Tesla just can’t move beyond Elon Musk’s tweet: Tesla said on Tuesday that the Justice Department had contacted the company for information after its chief executive, Elon Musk, abruptly announced last month that he had lined up funding to take the electric-car maker private. Shares of Tesla fell more than 3 percent and are off nearly 25 percent since Aug. 7, the day Mr. Musk made the announcement on Twitter.

Investors are more worried about trade than it appears? Major stock indexes in the United States finished solidly higher Tuesday despite the escalating trade war between the United States and China. The Standard & Poor’s 500-stock index has rallied about 7 percent since the end of May, when President Trump put tariffs on steel and aluminum in place. But don’t take that to mean investors aren’t worried. Trade topped the list of concerns for a fourth straight month in Bank of America Merrill Lynch’s monthly survey of fund managers, although investors are somewhat less worried about it than they were in August.

So why haven’t the markets pulled back more? The United States economy is seeing strong growth and corporate earnings are booming. That comes at a time that the global economy is cooling. How long can this divergence continue? Nearly half the fund managers in the Bank of America survey said they expected domestic growth to slow, bringing the United States back to the pack. Only 24 percent of respondents expected the United States to continue to perform better.

The tariffs will have more of an effect on inflation than on economic growth. By the calculations of Ian Shepherdson, the chief economist at Pantheon Macroeconomics, the tariffs on $200 billion of Chinese goods could shave 0.25 percent off United States gross domestic product growth. The levies could add 0.5 percent to the inflation rate. “That’s enough to matter, both to the Fed and to the public, who will notice when prices in Walmart start to jump,” Mr. Shepherdson writes.

Corporate America’s tax windfall is going more to buybacks than capital spending: Republicans sold the 2017 tax law as “rocket fuel” for American investment. They said that corporations would channel money back into the economy by building factories and offices and investing in equipment. Critics contended that companies would funnel the money to shareholders through buybacks and dividends. One camp was more right than the other. Through the first six months of 2018, capital spending did increase to $341 billion, up 19 percent from the same period a year earlier, according to Goldman Sachs. But companies were spending even more to repurchase shares. Buybacks jumped 48 percent to $384 billion in the first six months of the year, and for the first time in 10 years, buybacks are accounting for the largest share of cash spending by companies in the S. & P. 500.

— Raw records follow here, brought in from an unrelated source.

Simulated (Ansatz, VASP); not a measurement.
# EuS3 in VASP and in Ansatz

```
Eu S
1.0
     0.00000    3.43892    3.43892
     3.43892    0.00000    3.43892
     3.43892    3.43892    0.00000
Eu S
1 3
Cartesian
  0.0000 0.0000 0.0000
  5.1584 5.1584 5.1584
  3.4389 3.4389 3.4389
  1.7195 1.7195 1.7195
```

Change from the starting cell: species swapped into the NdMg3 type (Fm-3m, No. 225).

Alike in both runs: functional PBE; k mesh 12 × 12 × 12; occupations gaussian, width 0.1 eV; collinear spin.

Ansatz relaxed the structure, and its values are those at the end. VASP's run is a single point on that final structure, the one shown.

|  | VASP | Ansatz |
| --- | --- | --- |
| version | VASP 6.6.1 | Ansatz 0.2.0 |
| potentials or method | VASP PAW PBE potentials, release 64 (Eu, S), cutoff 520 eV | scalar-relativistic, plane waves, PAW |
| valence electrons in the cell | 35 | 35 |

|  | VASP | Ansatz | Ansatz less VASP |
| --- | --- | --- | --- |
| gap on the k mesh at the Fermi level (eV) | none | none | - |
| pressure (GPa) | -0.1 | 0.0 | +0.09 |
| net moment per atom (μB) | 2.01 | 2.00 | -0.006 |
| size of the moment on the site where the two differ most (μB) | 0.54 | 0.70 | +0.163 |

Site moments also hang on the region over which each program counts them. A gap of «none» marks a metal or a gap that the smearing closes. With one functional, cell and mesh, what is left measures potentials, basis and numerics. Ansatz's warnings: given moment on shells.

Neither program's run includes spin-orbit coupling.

Trade? Brexit? Deal makers aren’t concerned: Rising affections for protectionism hasn’t reduced the appetites of corporate deal makers. Cross-border acquisitions are running at a historical high, according to Dealogic. The country most often targeted? Britain. Acquisitions of British companies by foreign buyers stands at $260 billion, a record for a full year. That’s despite continued uncertainty about Britain’s economic and trade relations with the European Union because of Brexit.